On 10/11/2023 14:46, Kyrylo Tkachov wrote:
-----Original Message-----
From: Richard Earnshaw <richard.earns...@foss.arm.com>
Sent: Friday, November 10, 2023 11:31 AM
To: Wilco Dijkstra <wilco.dijks...@arm.com>; Kyrylo Tkachov
<kyrylo.tkac...@arm.com>; GCC Patches <gcc-patches@gcc.gnu.org>
Cc: Richard Sandiford <richard.sandif...@arm.com>; Richard Earnshaw
<richard.earns...@arm.com>
Subject: Re: [PATCH] AArch64: Cleanup memset expansion
On 10/11/2023 10:17, Wilco Dijkstra wrote:
Hi Kyrill,
+ /* Reduce the maximum size with -Os. */
+ if (optimize_function_for_size_p (cfun))
+ max_set_size = 96;
+
.... This is a new "magic" number in this code. It looks sensible, but how
did you arrive at it?
We need 1 instruction to create the value to store (DUP or MOVI) and 1 STP
for every 32 bytes, so the 96 means 4 instructions for typical sizes
(sizes not
a multiple of 16 can add one extra instruction).
It would be useful to have that reasoning in the comment.
I checked codesize on SPECINT2017, and 96 had practically identical size.
Using 128 would also be a reasonable Os value with a very slight size
increase,
and 384 looks good for O2 - however I didn't want to tune these values
as this
is a cleanup patch.
Cheers,
Wilco
Shouldn't this be a param then? Also, manifest constants in the middle
of code are a potential nightmare, please move it to a #define (even if
that's then used as the default value for the param).
I agree on making this a #define but I wouldn't insist on a param.
Code size IMO has a much more consistent right or wrong answer as it's
statically determinable.
It this was a speed-related param then I'd expect the flexibility for the power
user to override such heuristics would be more widely useful.
But for code size the compiler should always be able to get it right.
If Richard would still like the param then I'm fine with having the param, but
I'd be okay with the comment above and making this a #define.
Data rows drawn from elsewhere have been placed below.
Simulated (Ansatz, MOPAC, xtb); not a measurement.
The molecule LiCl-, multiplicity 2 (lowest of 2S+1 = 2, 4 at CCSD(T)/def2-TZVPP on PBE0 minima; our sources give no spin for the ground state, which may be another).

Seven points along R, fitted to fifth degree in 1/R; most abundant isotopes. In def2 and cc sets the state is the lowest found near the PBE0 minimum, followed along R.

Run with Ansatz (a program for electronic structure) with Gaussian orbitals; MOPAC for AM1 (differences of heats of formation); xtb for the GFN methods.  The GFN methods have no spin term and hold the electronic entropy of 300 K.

I don't immediately have a feel for how sensitive code would be to the
precise value here. Is this value something that might affect
individual benchmarks in different ways? Or something where a future
architecture might want a different value? For either of those reasons
a param might be useful, but if this is primarily a code size trade off
and the variation in performance is small, then it's probably not
worthwhile having an additional hook.
R.